The upcoming Netflix launch on August 5th of The Sandman has been long anticipated by Neil Gaiman fans. Nearly thirty years after the first issue was published, an adaptation of the landmark series is finally coming to screens as Sandman acolytes the world over rejoice. It’s already well known that this production is the most well-funded of anything DC Entertainment has done to date, and expectations are high.
However, the complicated mythology and intricate, interwoven storylines make adapting the work verbatim next to impossible, and as such, showrunners Gaiman, Allan Heinberg, and David Goyer undoubtedly were forced to take some creative liberties.
8 Taking Narrative Shortcuts
There’s no getting around the fact that a word-for-word translation from page to screen would be impossible for the epic Sandman saga. With so much story and so many characters, Gaiman’s magnum opus is already one of the densest narratives in comic history. A Sandman TV show, while suiting its source material far better than a movie or even a trilogy of movies, still wouldn’t quite be enough to capture all of the exquisitely detailed nuances rendered by Gaiman and his gallery of artists.
It’s been revealed the first season of Sandman will focus on the events of Preludes and Nocturnes, The Doll’s House, and the first half of Dream Country, but there will have to be concessions to move the story forward for television audiences.

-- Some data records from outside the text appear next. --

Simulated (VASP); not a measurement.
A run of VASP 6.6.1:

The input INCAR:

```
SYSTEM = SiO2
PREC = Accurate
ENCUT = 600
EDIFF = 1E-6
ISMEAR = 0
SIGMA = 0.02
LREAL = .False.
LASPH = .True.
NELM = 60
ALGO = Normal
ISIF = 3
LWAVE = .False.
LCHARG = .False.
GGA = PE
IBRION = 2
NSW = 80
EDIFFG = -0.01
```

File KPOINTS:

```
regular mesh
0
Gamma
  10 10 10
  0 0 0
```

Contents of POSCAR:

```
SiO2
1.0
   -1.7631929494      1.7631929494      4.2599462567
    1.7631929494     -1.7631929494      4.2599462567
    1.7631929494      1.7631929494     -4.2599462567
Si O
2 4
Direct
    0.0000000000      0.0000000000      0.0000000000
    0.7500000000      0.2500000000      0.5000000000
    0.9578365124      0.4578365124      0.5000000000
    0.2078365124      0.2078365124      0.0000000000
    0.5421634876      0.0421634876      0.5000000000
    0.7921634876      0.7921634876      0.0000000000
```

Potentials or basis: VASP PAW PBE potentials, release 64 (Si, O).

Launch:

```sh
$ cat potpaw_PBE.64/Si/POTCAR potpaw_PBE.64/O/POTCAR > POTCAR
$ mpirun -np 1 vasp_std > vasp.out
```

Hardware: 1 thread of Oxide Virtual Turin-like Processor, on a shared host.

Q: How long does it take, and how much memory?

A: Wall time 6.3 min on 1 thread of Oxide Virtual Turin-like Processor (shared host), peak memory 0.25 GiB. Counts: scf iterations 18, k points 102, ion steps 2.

7 Updated Gender and Racial Representation
Neil Gaiman has never shied away from proper representation per se, but being the English bloke he is, cultured by the decades in which he came of age, there was naturally a tendency exhibited by nearly all-white writers in the eighties and nineties to populate their narratives with white male proxies. While Gaiman certainly explores mythologies and legends from various cultures of color from across the world (most notably in Egyptian, African, and Pan-Asian folklore), a number of his more prominent characters skew Anglo-male.
Casting Kirby Howell-Baptiste as the formerly Gothically pale personification of Death and Gwendolyn Christie as the usually male Lucifer is a good start for gender and racial modernization, as is replacing Lucien the librarian with Vivienne Acheampong’s Lucienne.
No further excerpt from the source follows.